On June 18th, 2014, J.L. was pulled over by Holtzclaw after leaving a friend’s house at 2 am. She testified in a hearing that the accused ordered her to the backseat of his patrol car, then had her lift her shirt and bra, exposing her breasts to ensure she had nothing hidden on her person. J.L. reported that Holtzclaw eventually exposed his penis and forced it into her mouth, as she begged “Please don’t do this...you’re not supposed to do this.” Once he let her go, J.L. drove to her daughter’s house, then reported the assault to the local police department. Her story led to the uncovering of a multitude of similar reports, and Holtzclaw was arrested in August 2014. He was released on bail, kept under house arrest, then violated those terms twice, landing back in jail.
Holtzclaw isn’t the only person on trial in this case. Also under examination are those who believe, consciously or otherwise, that black women are not deserving of victimhood; who fail to see how this case reflects the broadening scope of police brutality; and who march against the attacks on some but are absent in solidarity for others.
Nothing about any of Holtzclaw’s victims warranted their abuse. The same paradigms that use questionable Facebook photos and criminal histories to convince us that black male victims “had it coming” are at work in this case, painting Holtzclaw’s egregious abuse of power as permissible because his victims are “worthless.”
Stereotypes of black women’s hypersexualization overlaid with the triad of classism, racism, and misogyny led to not only Holtzclaw’s ability to assault his victims but also enabled the general public in its lack of outrage for his act. The most basic tenet of rape culture also plays into this, encouraging us to find a way to blame victims for their assaults without addressing the culpability of their abuser.
When we think of “police brutality,” a very specific image generally comes to mind. White officer killing a black boy or man - we have countless stories, video evidence, and acquitted officer testimonials to support this. However, when we decide to fight brutality and abuses of power at the hands of the police, we must be aware that it includes a far bigger range of victim and method than this. Black girls and women have also been killed, people have been unfairly targeted, left disabled after physical assault, and in this case, raped and sexually assaulted. The media has a saying: “If it bleeds, it leads” - and that hierarchy of attention trickles down into the ways that this case has - or hasn’t - been highlighted and covered.
As Kirsten West Savali surmised, if Holtzclaw’s victims were white, middle-class women and girls, the public would be well-aware of Holtzclaw’s name, and its response would have been entirely different. Contrary to popular belief, people have been talking about the Holtzclaw case. However, those people are generally the ones who look like his alleged victims. The waves of widespread social media debate and outrage that we’ve seen with other atrocities haven’t yet hit the shore, and until recently, major media outlets seemed oblivious to the case. The trial is now underway, but still - the outcry of voices meeting those of the black women already speaking out is missing.
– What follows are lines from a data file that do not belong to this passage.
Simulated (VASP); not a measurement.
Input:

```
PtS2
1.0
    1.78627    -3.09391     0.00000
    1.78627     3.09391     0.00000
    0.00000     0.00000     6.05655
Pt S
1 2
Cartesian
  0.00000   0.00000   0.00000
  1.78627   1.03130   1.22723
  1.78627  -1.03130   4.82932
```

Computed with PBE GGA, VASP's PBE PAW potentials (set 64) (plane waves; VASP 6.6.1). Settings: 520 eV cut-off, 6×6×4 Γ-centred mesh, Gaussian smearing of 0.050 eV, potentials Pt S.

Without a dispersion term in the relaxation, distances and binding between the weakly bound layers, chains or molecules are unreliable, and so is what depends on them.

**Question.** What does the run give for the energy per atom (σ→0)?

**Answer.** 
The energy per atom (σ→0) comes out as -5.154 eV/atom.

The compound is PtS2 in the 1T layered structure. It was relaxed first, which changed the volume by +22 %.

Many black men accuse black women of fragmenting the fight against police brutality by highlighting their specific victimhood. Non-black allies who hashtag black male victims’ names until their fingers go numb and white feminists who feign allegiance to intersectionality are largely silent. Black women are often expected to fight for either their race or their gender, and when a black woman is the victim, it’s telling to see who - in those racial and gendered groups - join the battle alongside her.
Will conversations about the Holtzclaw case change as the trial progresses? Will a jury of white men and women be able to cast aside their class/race/gender biases and fairly deliberate on the charges levelled against Holtzclaw? Will this case and the discussion about it engender a change in those who are unable to recognize the humanity in black women, especially those most vulnerable?